Dear Diocese,

Tonight I write to you to thank you for your prayers for today’s session at the Conference on Human Dignity. However we interpret the outcome, we had a session in which there was respect, care, and no form of voting.

Below is a link to the official Lambeth Conference report about the session, including the text of a speech Archbishop Welby gave, and a link to a letter he sent to all bishops at the conference.

It may be helpful to have a sense of how the day played out in order to make sense of the speech, the letter and the lack of a vote.

Although the Global South Fellowship of Anglicans (GSFA) indicated they would have a physical copy of the resolution reaffirming the Lambeth 1998 Resolution 1.10 available for bishops to sign, from 2pm today, I never actually saw a physical copy of the GSFA resolution. Whether through the online version or paper version, I think they will get a decent number of signatures and those signatures will underline the importance of Resolution 1.10 (1998) for many Anglicans in most provinces of the Communion. (For clarity, I have not and will not be signing their resolution, nor will I be signing any other resolution or letter which is external to the organisation of the Conference itself.)

Conversationally (here at the conference), the importance of that Resolution is that it offers support for parishes/dioceses that want to know they belong to a Communion in which it is taught that marriage is between a man and a woman, and that sexual activity outside of such marriage is a sin. And for some such Anglican churches this is doubly important if they are not to be derided by Muslim opponents.

But also, conversationally (for me, mostly seen in social media comments), for many Anglicans, especially in Scotland, Wales, Canada, TEC, ACANZP, and the Church of England, Resolution 1.10’s existence is unwanted and any sense that it is re-affirmed is excruciatingly painful. Churches in such countries are experiencing a different form of derision for being out of step with changes in social mores and civic laws.

So, we had an intervention by Archbishop Welby—two actually. First, he sent a letter to all of us early afternoon, and then, in the session on Human Dignity, he spoke at length—in a brilliant speech in which he attempted to steer the Communion-as-represented-by-the-bishops between the two approaches to 1.10 outlined above.
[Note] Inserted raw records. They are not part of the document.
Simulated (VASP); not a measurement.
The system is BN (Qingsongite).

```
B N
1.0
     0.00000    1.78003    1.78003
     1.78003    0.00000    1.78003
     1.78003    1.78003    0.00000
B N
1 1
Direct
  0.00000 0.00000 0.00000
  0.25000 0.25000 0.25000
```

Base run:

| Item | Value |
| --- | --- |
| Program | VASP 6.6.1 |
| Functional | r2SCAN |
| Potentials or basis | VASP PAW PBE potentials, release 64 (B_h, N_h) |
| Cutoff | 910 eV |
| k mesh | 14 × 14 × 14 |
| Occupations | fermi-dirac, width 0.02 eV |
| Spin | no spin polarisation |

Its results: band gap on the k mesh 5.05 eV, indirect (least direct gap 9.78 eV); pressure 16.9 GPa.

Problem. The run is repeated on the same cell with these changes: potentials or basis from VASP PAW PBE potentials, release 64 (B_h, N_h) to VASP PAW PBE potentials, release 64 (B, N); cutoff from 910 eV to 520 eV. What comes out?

See here for the speech and for a link to the letter.

Most of the conferees gave ++Justin a standing ovation at the end of the speech. I was one of those who stood.

We then (in our small groups) discussed the Human Dignity paper, with opportunity for notes made to be fed back to the conference organisers. Obviously, what is said in such a group stays in the group, but the group I was in had an extraordinarily respectful discussion despite our differences in views.

We did not vote on the Human Dignity “Call” paper. We did not voice anything, not even (as per other Calls), selected groups giving two minutes of feedback. Instead we stood in silence and offered our discussions to God in prayer.

What has been decided? I would say—that is, I am giving my interpretation of today, in which no formal vote was held by the conference— that the following are the effective decisions or outcomes or situations out of today: – the Archbishop’s letter and speech, response to the speech, discussion of the Human Dignity paper:

  • Lambeth Resolution 1.10 (1998) remains in existence as the most recent formal decision of an Instrument of Communion concerning marriage and human sexuality; and it remains a decision that any Anglican province can choose to point to as its standard for teaching and for behaviour, as, in fact, most Anglican provinces do.
  • No province not conforming to 1.10 will be disciplined by the ABC (imagining, which he himself does not, that he had such power of discipline).
  • Recognition has been given explicitly by Archbishop Welby as an Instrument of Communion (and tacitly by the Lambeth Conference as another Instrument) that social context is very important to provinces when deciding about marriage and human sexuality, not least because derision for a church can arise in a social context if a church is mismatched with that context. Although ++Justin Welby did not mention this passage, Titus 2:5b (Then the gospel will not be brought into disrepute) springs to my mind.

Is this the end of the matter? Almost certainly not. I would expect a response from the Global South Fellowship of Anglicans soon (but am not prepared to predict what that response will be).

Somewhat tentatively, it is possible that today marks a moment in Anglican Communion history in which we have formally recognised that we are a Communion with plural understandings on marriage and human sexuality.

How does all this relate to the Diocese of Christchurch? Briefly, I see nothing in today’s events and outcomes which changes our situation. We are a Diocese in which there is a range of views on marriage and human sexuality. That range of views mirrors the range of views present among the bishops gathered here, and across the provinces of the Anglican Communion.

Tomorrow (Wednesday), the Lambeth Conference actually goes by bus to Lambeth Palace in London. There are over 1000 bishops and spouses so there will be quite a few buses!